The path from requirements to deployment is seldom straightforward or immune to hazards. All too often expectations and commitments cannot be fully set upfront and must be progressively refined, tuned, corrected, and even abandoned. That make project management a continuous endeavor combining estimation and planning with monitoring and arbitrage.
A Time for Every Purpose
Things may happen by chance but won’t last without a reason; as a corollary, project management is about assigning time depending on purpose:
- Business time is for requirements and is set by enterprise strategy and markets opportunities.
- Systems time is set by organization and systems functionalities.
- Development time is set by projects schedules, technologies and resources.
Whereas those time-scales are to be synchronized (that’s what milestones are about), there is no reason they would be congruent. And they shouldn’t be because they are set within different architectures: enterprise, functional, and technical.
Project management should therefore be explicitly organized along those different time scales in order to support collaboration and arbitrate between conflicting schedules.
That should be one of the benefits of the MDA framework with CIMs, PIMs, and PSMs respectively used to anchor business, system, and developments times. One step further, with project defined by models, they could be priced and contracted out according targets and reuse of existing processes,functionalities, or components.
Project roles and responsibilities can be defined by task or organization.
With regard to the nature of tasks, skills and responsibilities can be organized along two dimensions:
- Purpose: management of shared assets (architects) vs specific requirements (analysts).
- Target: enterprise vs information systems.
With regard to organization, and beyond the specific methods and project, some basic roles can be identified depending on their situation regarding (1) the Customer/Provider divide and (2) the application life-cycle.
- On the customer side, stakeholders manage objectives, budgets, and schedules, users detail requirements to be formalized by business analysts. IT services take charge of deployment while acceptance may be performed by users, analysts, and IT services.
- On the provider side, project managers define work units, resources, and schedules, system analysts specify functionalities and architectures, developers are in charge of design and implementations. Quality may be managed by analysts, developers and dedicated teams.
Usually, system engineering is understood in terms of large applications combining software and hardware. Legacy systems are introduced at implementation level, and maintenance dealt with by subsequent tasks.

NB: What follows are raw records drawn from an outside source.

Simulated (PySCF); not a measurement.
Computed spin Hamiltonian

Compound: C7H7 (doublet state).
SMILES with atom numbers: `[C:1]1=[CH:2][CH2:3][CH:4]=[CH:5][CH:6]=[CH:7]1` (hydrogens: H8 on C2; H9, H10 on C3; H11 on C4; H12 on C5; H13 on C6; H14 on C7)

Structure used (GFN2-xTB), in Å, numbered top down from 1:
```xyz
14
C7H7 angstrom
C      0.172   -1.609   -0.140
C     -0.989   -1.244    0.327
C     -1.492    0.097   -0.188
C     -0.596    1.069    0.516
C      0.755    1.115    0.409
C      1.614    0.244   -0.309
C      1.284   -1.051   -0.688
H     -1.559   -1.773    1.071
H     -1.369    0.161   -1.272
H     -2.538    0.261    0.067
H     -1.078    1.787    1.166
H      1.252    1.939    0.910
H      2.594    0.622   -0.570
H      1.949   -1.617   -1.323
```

That view works fine with standalone applications. It falls behind when there is no waterproof cordon between existing and planned systems, but a motley of heterogeneous components each with its own life cycles. In that case projects can hardly be seen as discrete, steady, and independent undertakings, but rather as a continuum of overlapping requirements subject to periodic adjustments.
Given a set of business requirements weighted by benefits and risks, the first step is to commit and profile requirements depending on their footprint and horizons; that cannot be achieved without a clear understanding of dependencies between requirements and system architectures, and that will required layered traceability.
Once requirements duly profiled and tracked, it’s possible to select processes and build projects accordingly: define work units, set metrics for deliverables and workload, plan for quality and reuse.
On a broader perspective, the Caminao approach provides a principled support for the design and assessment of development processes along the Capability Maturity Model Integration guidelines.
Like any human endeavors, projects may fail for multiple reasons, some external, some internal. But no project should fail from a lack of due diligence, more precisely, participants should:
- Say what they know, mean what they say, say what they mean.
- Look at outcomes and deliverables, and check their validity.
- Listen to what others have to say, and take their concerns into account.